Tuesday, August 22, 2006

Still in Love After 27 Years

Well, August 18 was my wedding anniversary.

The doctor who issued my blood test results for my marriage license in 1979 is probably dead, now, but I would like to give him a hearty "told ya so" for grumblingly chiding me for wanting to get married at the age of 20.

The man and I had been hosting our pals John and Lai Chee, up from Oz and down from S'pore, respectively. We were not about to let them leave us without one last snorkel. So off we went to the little cove at "Good Karma Bungalows" in Amed, where we had a greaaaat morning snorkel.

Back at the Shak we undressed like maniacs, showered quickly and took the obligatory photos of our group at the front gate. Then high tailed it to the airport for goodbyes.

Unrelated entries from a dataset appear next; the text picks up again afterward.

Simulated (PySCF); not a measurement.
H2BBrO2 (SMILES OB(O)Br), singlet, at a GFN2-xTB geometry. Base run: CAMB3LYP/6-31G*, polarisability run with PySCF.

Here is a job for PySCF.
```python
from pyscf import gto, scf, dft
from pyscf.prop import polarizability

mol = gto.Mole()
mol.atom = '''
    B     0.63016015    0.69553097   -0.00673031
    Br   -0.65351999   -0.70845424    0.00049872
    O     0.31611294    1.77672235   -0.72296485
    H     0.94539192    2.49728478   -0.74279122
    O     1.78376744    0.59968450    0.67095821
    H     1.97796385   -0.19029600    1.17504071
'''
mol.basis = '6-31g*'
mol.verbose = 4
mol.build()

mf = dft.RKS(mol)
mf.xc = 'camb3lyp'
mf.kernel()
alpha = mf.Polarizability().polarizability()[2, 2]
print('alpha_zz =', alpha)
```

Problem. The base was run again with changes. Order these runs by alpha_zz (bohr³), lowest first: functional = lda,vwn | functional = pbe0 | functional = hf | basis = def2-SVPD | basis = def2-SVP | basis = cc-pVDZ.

It was time for lunch, so me and my husband of 27 years went to the little cafe of the Harris hotel in Tuban. Okay food, cute atmosphere, great restrooms. Then off to Uluwatu. We had not been back there since September of 1979! Some things never change: the topless girl on the beach. Some things do: concrete stairs down to the caves.

Just lovely to stand on the bukit and just watch the waves come in and watch guys catching them. We stood for a long time, just watching.

Uluwatu was a landmark. Lived here for 5 years and we still hadn't gone back there. I think we now have only three other spots in Bali to visit to completely revisit our honeymoon... the hot springs by the side of Lake Batur, Medewi beach, and the Sangeh temple full of monkeys. But Uluwatu gives you the magical feeling of being on the edge of Bali.

We have our own little tanjung at the Shak, but it is a different feeling. You feel like you are at the end of the world in Uluwatu. At our humble digs, the nearby islands and breaking waves across the land spit make you think that you are at a crossroads of forces, of sea routes, and winds. A convergence. Uluwatu is to surrender. TS is to participate. Both places magic, both held dear in our hearts.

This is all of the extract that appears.